Earlier today the News desk posted a video of Brown University biochemist Ken Miller’s takedown of ID. This is a fascinating video and it is worthwhile to post a transcript for those readers who do not have time to stream it. The video is excerpted from a BBC documentary called, with scintillating journalistic objectivity, The War on Science.
BBC Commenter: In two days of testimony [at the Dover trial] Miller attempted to knock down the arguments for intelligent design one by one. Also on his [i.e., Miller’s] hit list, Dembski’s criticism of evolution, that it was simply too improbable.
Miller: One of the mathematical tricks employed by intelligent design involves taking the present day situation and calculating probabilities that the present would have appeared randomly from events in the past. And the best example I can give is to sit down with four friends, shuffle a deck of 52 cards, and deal them out and keep an exact record of the order in which the cards were dealt. We can then look back and say ‘my goodness, how improbable this is. We can play cards for the rest of our lives and we would never ever deal the cards out in this exact same fashion.’ You know what; that’s absolutely correct. Nonetheless, you dealt them out and nonetheless you got the hand that you did.

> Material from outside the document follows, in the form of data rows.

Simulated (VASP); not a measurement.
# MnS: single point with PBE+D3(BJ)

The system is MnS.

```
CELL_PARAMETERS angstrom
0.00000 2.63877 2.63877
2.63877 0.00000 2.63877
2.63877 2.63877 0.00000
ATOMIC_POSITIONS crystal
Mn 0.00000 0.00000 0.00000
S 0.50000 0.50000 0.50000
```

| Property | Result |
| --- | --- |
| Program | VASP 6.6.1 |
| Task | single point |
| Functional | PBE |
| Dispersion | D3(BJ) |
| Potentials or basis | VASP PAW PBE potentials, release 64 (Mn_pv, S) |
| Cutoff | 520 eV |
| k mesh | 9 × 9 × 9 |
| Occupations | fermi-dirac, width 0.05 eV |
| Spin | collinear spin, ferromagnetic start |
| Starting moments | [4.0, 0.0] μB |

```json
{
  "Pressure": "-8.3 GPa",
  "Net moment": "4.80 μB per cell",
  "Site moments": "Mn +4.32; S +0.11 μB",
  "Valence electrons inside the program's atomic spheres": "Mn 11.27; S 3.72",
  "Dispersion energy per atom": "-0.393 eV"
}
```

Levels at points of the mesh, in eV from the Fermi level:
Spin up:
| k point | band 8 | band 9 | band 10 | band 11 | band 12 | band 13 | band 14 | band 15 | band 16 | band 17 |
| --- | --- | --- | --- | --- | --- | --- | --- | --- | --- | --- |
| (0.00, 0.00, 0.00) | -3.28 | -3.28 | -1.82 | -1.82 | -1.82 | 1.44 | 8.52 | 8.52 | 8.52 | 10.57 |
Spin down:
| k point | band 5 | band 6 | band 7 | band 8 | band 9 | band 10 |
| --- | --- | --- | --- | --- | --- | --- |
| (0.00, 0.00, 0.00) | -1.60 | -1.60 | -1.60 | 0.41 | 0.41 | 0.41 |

BBC Commentator: For Miller, Dembski’s math did not add up. The chances of life evolving just like the chance of getting a particular hand of cards could not be calculated backwards. By doing so the odds were unfairly stacked. Played that way, cards and life would always appear impossible.
Now, to be fair to Miller, in a letter to Panda’s Thumb, he denies that his card comment was a response to Dembski’s work. He says poor BBC editing only made it appear that he was responding to Dembski, when really, “all I was addressing was a general argument one hears from many ID supporters in which one takes something like a particular amino acid sequence, and then calculates the probability of the exact same sequence arising again through mere chance.”
The problem with Miller’s response is that even if one takes it at face value he still appears mendacious, because no ID supporter has ever, as far as I know, argued “X is improbable; therefore X was designed.” Consider the example advanced by Miller, a sequence of 52 cards dealt from a shuffled deck. Miller’s point is that extremely improbable non-designed events occur all the time and therefore it is wrong to say extremely improbable events must be designed. Miller blatently misrepresents ID theory, because, as I noted above, no ID proponent says that mere improbability denotes design.
Suppose, however, your friend appeared to shuffle the cards thoroughly and dealt out the following sequence: all hearts in order from 2 to Ace; all spades in order from 2 to Ace; all diamonds in order from 2 to Ace; and then all clubs in order from 2 to Ace. As a matter of strict mathematical probability analysis, this particular sequence of 52 cards has the exact same probability as any other sequence of 52 cards. But of course you would never attribute that sequence to chance. You would naturally conclude that your friend has performed a card trick where the cards only appeared to be randomized when they were shuffled. In other words, you would make a perfectly reasonable design inference.
What is the difference between Miller’s example and my example? In Miller’s example the sequence of cards was only highly improbable. In my example the sequence of cards is not only highly improbable, but also it conforms to a specification. ID proponents do not argue that mere improbability denotes design. They argue that design is the best explanation where there is a highly improbable event AND that event conforms to an independently designated specification.
Here’s the interesting part. Ken Miller has been debating design proponents all over the country for many years. He knows ID theory very well. Yet instead of choosing to take ID’s arguments headon, he constructs a strawman of ID theory and knocks it down.
I am not a scientist or a mathematician. I am a lawyer, but perhaps my legal training has given me an invaluable tool in the Darwin-ID debate, the tool Phil Johnson calls a “baloney detector.” And my baloney detector tells me that Ken Miller is full of baloney. Miller knows that no reputable ID proponent equates mere “improbability” with “design.” Yet there he is declaring to all the world that it is a “general argument” of “many ID supporters.”
I have to wonder. If, as the Darwinsts say, ID theory is so weak, why don’t they take it on squarely? Why do they feel compelled to attack a strawman caricature instead of the real deal? Indeed, Darwinists’ apparent fear of taking on ID on its own terms is one of the things that gives me great confidence in the theory, and that confidence will be shaken only if Darwinists ever begin to knock down the real ID instead of their ridiculous caricatures of the theory.